So this is the covenant that God made with man, and He put a bow in the sky. What was that bow? It was a rainbow. But what was the purpose of it? It was a sign, and that is all that I want you to remember, and that is all I am going to say. Whom did God make the covenant with? Just with Noah? No, Noah and all his descendants. Who were the descendants of Noah? Every human being that you see upon the face of this earth is a descendant of Noah. They either came from Shem, or Ham, or Japheth. Mr. and Mrs. Noah didn’t have any more children, but Shem, Ham, and Japheth did, and we are descended primarily (most of us in this room), from Japheth. Then there are descendants of Ham and descendants of Shem. We are going to look at these descendants in just a minute, but before we do, who else did He make a covenant with? All living creatures. He made a covenant with all the animals. Why? What had He done to all the animals back here? He had destroyed them. What was the covenant? The covenant is this: I will never again destroy the earth with water. Not that “I will never again destroy the earth,” but “I will never again destroy the earth with water.”

Now, let me ask you a question. Had man’s heart changed? No, man’s heart had not changed, and although they knew about blood, and although they knew about sacrifice, still man’s heart was only evil continually. You are going to see in Jeremiah 17:9 that the heart is deceitful and desperately wicked; who could know it? How am I going to get rid of this heart? How am I going to handle this evil, deceitful, desperately wicked heart? It comes at the end of this course, and it is going to be so good that you won’t be able to stand it.

I want to take you back to Shem, Ham, and Japheth, and I want to give you some insights from these men so that you can see how the blood of the eternal covenant was made known to others that would follow. On your notes put: Shem (leave space) Ham (space) Japheth (more space). Remember, Ham had a son by the name of Canaan. When you look at Ham, and you come down in Ham’s genealogy, you are going to eventually come to Canaan, but before you do, you come from Ham to Cush to Nimrod. Ham is the one that went in and saw his father naked, because he had drunk the fruit of the vine. There is a belief that he just didn’t understand what God had done to the earth, because when God brought that flood down, some people believe that was a canopy of ice over the earth that would filter through the sun, and so things wouldn’t ferment. And that is why men lived so long before the flood came. After the flood, you find that men’s longevity decreasing and decreasing and decreasing. Anyway, Ham saw his father naked, and then Ham had a son named Canaan. God said, “Cursed not be Ham, but cursed be Canaan.” So because of Ham’s disrespect of his father, then his son was cursed. But from Ham also came Cush, and from Cush came Nimrod. This is significant, and I will show you why in just a minute.

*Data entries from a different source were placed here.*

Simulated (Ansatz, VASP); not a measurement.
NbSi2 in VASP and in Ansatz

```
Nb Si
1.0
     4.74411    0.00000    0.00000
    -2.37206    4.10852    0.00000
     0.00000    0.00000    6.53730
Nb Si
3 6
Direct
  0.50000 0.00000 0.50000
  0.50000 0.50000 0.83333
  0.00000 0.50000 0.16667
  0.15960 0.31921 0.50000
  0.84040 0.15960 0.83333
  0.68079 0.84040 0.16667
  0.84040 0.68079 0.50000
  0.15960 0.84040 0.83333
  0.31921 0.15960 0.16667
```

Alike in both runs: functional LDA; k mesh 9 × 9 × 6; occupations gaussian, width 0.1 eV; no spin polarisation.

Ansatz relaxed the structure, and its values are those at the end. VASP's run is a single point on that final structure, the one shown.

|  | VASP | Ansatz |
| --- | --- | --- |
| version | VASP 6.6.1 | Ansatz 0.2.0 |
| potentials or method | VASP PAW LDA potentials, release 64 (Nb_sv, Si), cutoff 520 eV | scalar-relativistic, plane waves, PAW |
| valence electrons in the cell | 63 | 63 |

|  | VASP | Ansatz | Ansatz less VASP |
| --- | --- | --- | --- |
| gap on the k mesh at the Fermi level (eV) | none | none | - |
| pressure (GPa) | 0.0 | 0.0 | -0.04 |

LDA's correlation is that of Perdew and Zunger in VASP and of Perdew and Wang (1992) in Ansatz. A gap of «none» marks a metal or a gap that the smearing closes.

Let’s follow Shem’s line now. I am just giving them to you, skipping over a lot of names. From Shem came Eber, and from Eber came Peleg. From Peleg came Nahor, and from Nahor came Terah. From Terah came Abram. (Not Abraham, because that was not his name to begin with.) Shem, therefore, is where the Semitic people come from, and we know that the Bible is written in a Semitic language. So this, we are going to see, will eventually be the line of the nation of Israel. God is going to make a covenant down here with Abram. He made a covenant up here with Noah, and He is making a covenant with Abram. Japheth is going to be blessed by his association with Shem. If you will look where Japheth went, he went north and over to the west. I don’t want to go into Japheth became of time.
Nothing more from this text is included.